I would like to write about something else I have noticed about the channel over the years, as I have noticed somewhat of a change in more and more of the videos in recent years.
I call that phenomenon the "Numberphile syndrome". A term I came up with, but it refers to what happened to another enormously popular YouTube channel, "Numberphile".
You see, the Numberphile channel, which is an education channel about mathematics, became enormously popular very quickly when it was created something like 15-or-so years ago, relatively quickly gaining millions of subscribers and regularly getting hundreds of thousands of views per video, sometimes even over a million.
For the first 10-or-so years of its existence, the vast majority of the videos were really approachable, easy to understand, fun to watch, and quite educational. The subject matters were explained in relatively simple ways that were easy to understand and follow, and the videos tended to be relatively short and just concentrate on the key facts, even if sometimes with a bit of humor or a more lighthearted tone. A lot of people learned much more about arithmetic and some other fields of mathematics from Numberphile than they ever did in school.
Then, at some point, the quality of the videos changed quite noticeably. It started slowly with just a few videos being like that, but relatively quickly the videos of that kind started being more and more frequent, soon surpassing in number the simpler, easy-to-understand and fun videos.
And that's videos which were overly long, and which explained the concepts in completely unnecessary lengthy detail, spending too much time explaining technical minutia in a manner that makes the average viewer lose interest and track of what's going on. Too much unnecessary detail densely packed, for way too long, making the videos boring and almost unwatchable.
And no, in most of those videos the subject matter is not something that would require that amount of detail or that kind of explanations. Often it could be explained in a much simpler and more understandable manner, and in a manner that's much more interesting and holds the viewer's attention better.
As a good example, their recent video "The Weather Equation" is 44 minutes long, and a complete snoozefest. Most people lose track of what's going on, and thus interest, in the first 5 minutes, 10 at most. It just goes to way too much unnecessary detail and is too meandering, too boring, too uninteresting.
Thus, this kind of "popular channel started with interesting well-made easy-to-follow videos, but later succumbed into long, tedious, plodding, boring snoozefests full of unnecessary detail that nobody is interested in" change in such YouTube channels is what I call "the Numberphile syndrome".
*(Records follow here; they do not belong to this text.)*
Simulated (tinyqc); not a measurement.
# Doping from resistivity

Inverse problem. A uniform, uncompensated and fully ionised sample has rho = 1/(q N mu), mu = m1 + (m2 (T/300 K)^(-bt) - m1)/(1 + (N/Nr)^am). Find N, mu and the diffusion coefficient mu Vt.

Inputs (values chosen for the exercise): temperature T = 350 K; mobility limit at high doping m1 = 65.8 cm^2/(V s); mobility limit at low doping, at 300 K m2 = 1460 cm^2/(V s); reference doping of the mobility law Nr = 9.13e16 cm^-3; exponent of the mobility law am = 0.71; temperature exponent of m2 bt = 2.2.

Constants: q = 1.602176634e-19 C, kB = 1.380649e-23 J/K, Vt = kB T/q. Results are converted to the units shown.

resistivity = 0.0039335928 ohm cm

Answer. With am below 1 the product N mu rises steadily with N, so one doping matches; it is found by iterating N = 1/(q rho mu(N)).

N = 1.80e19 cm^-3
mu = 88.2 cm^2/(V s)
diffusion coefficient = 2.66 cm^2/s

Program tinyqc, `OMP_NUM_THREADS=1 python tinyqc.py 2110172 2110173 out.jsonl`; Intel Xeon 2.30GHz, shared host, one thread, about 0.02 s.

And the Veritasium channel is suffering from this same thing. It's perhaps yet not as bad as with Numberphile, as maybe 50% of their recent videos are like this, but it's clearly noticeable. While for years and years the videos were extremely well made, interesting, didactic and easy to follow, more and more of the latest videos have been too long and stock-full packed with unnecessary boring detail that's hard to follow, and which the subject matters in question wouldn't really need.